20 Oct Unannounced tax audits: does the Constitutional Court leave the door ajar?
The Constitutional Court was recently questioned as to whether the current legal framework with respect to unannounced tax audits provides sufficient guarantees to safeguard the right of the taxpayer to respect his private life and protect his home from potential abuses by the tax authorities during an unannounced visit (Constitutional Court, 12 October 2017, n° 116/2017 – role number 6503).
It is important to note that the request for a preliminary ruling by the Court of First Instance of East-Flanders, department Ghent (Court of Ghent 27 June 2016) only concerns the duty of the taxpayer to cooperate and grant the tax authorities free access to the professional premises to investigate the books and documents available at those premises.

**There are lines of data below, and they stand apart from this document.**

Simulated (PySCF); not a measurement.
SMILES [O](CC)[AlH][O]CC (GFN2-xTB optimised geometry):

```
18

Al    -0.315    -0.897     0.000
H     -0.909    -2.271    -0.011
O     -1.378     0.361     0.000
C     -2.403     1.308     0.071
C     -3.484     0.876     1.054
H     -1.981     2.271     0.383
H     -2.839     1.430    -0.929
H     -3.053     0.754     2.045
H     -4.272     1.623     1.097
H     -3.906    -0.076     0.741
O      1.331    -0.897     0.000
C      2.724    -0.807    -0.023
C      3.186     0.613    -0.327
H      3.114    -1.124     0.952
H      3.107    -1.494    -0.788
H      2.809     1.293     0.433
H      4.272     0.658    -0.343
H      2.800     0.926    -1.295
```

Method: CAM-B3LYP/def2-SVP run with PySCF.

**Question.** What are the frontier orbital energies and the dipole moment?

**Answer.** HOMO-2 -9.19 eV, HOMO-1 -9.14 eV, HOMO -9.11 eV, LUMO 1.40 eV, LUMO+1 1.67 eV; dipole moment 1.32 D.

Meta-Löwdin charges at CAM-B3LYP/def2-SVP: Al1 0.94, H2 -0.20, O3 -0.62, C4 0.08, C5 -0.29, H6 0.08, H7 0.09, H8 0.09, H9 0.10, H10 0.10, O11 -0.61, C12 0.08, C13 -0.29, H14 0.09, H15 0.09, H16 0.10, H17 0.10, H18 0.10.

Sufficient legal safeguards against potential abuses by the tax authorities during a raid
After an elaborate analysis of the legal framework with respect to unannounced tax audits (i.e. the article 319 ITC and the article 63 VAT Code) the Court, within the boundaries of the request for a preliminary ruling, comes to the conclusion that the aforementioned articles, in the light of the right to privacy and the right to protect one’s home, offer sufficient guarantees against an arbitrary act of the tax authorities during an unexpected tax audit.
The Court continues that during a sudden visit of the tax authorities, the taxpayer has the obligation to grant free access to the professionally used premises and must provide his co-operation to the visit. After all, a meaningful interpretation of the co-operation obligation requires that the tax authorities, during a tax audit, are not dependent of the choice of the taxpayer to determine to which documents he provides access.
Objection by the taxpayer
Does this mean that the tax authorities receive a free ticket and, as is the case during a raid, may enter the premises of the taxpayer even in case the latter (or his proxy-holder) objects thereto? No, the Court stresses that the tax authorities are not allowed to force a right of entry. In case the taxpayer refuses access, no tax audit can take place.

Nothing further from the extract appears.